King John 1 of England has a poor reputation. He is shown in the film "Robin Hood" as a monster and a tyrant who had an uncontrolled temper characterised by frequent rages. Historians argue that one of the reasons he is shown as so black is to increase the reputation of King Richard 1, Richard the Lion Heart.
There is a legend that King John's mother, Queen Eleanor of Aquitaine, once told John, who was her youngest son, that her husbands family, the Angevins, were descendants of the Devil. The story was that a previous Count of Anjou had been married to Melusine who was the daughter of the Devil. Her identity was discovered when she failed to attend Mass at church. At that time it was unheard of not to attend church and Melusine was forced to attend. Legend has it that she flew out of a church window and was never seen again. Therefore tainted by the Devil's blood the sons of Angevin were destined to fight against each other all of their lives.
Eleanor of Aquitaine was an extremely powerful woman, who had been married to both the King of France and secondly to the King of England bearing ten children , three of whom lived to be Kings. Imprisoned by her second husband the Henry, the King of England she was released when her son Richard obtained the crown and ruled in his absence whilst he was away on the crusades. She was a strong person who outlived nearly all her children, not the sort of woman to encourage fighting amongst her children which would cost the family dearly.
Historians have based their assumptions on the chronicles (diaries) of monks, who wrote after John's death. None of these chroniclers knew John as a person. Some chroniclers wrote of John, before his coronation when he was still a young man. Gerald of Wales wrote of him " more given to luxurious ease than to warlike exercises". William of Newburgh describes John as " a very foolish youth"- descriptions that fit any modern day teenager.
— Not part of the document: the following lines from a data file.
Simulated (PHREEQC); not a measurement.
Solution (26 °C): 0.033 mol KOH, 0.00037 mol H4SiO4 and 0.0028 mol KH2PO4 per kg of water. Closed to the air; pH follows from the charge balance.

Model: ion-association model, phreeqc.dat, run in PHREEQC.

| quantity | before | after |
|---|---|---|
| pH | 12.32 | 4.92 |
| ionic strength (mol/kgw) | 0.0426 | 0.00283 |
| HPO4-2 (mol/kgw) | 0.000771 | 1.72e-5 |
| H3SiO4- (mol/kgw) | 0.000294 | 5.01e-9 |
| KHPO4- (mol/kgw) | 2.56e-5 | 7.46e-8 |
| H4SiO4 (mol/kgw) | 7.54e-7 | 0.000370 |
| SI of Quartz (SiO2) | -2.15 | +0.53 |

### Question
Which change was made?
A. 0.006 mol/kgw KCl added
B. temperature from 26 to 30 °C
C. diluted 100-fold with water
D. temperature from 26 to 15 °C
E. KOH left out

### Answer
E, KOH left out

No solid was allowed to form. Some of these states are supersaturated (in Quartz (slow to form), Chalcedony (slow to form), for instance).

By the Victorian period, historians such as JR Green were describing King John as "no weak and indolent voluptuary, but the ablest and most ruthless of the Angevins". Kate Norgate continues this in 1902 stressing John's "superhuman wickedness". Sir Maurice Pawicke, in the 6th volume of the Cambridge Medieval History 1929, wrote of John's "treacherous nature" and that he was a "thoroughly bad man".
Thus we found the villain the antithesis of Robin Hood; a cruel tyrant who ruled England with an iron grip and extracted high taxes in order to fund his lavish lifestyle. No wonder that "Good King Richard, the Lion Heart" occupies such a prominent place in English hearts. Most of this is quite far from the truth. It is Good King Richard who ran up the debts on his crusades and the ransom paid after he was captured whilst John tried to repay them at a time of economic contraction and high inflation.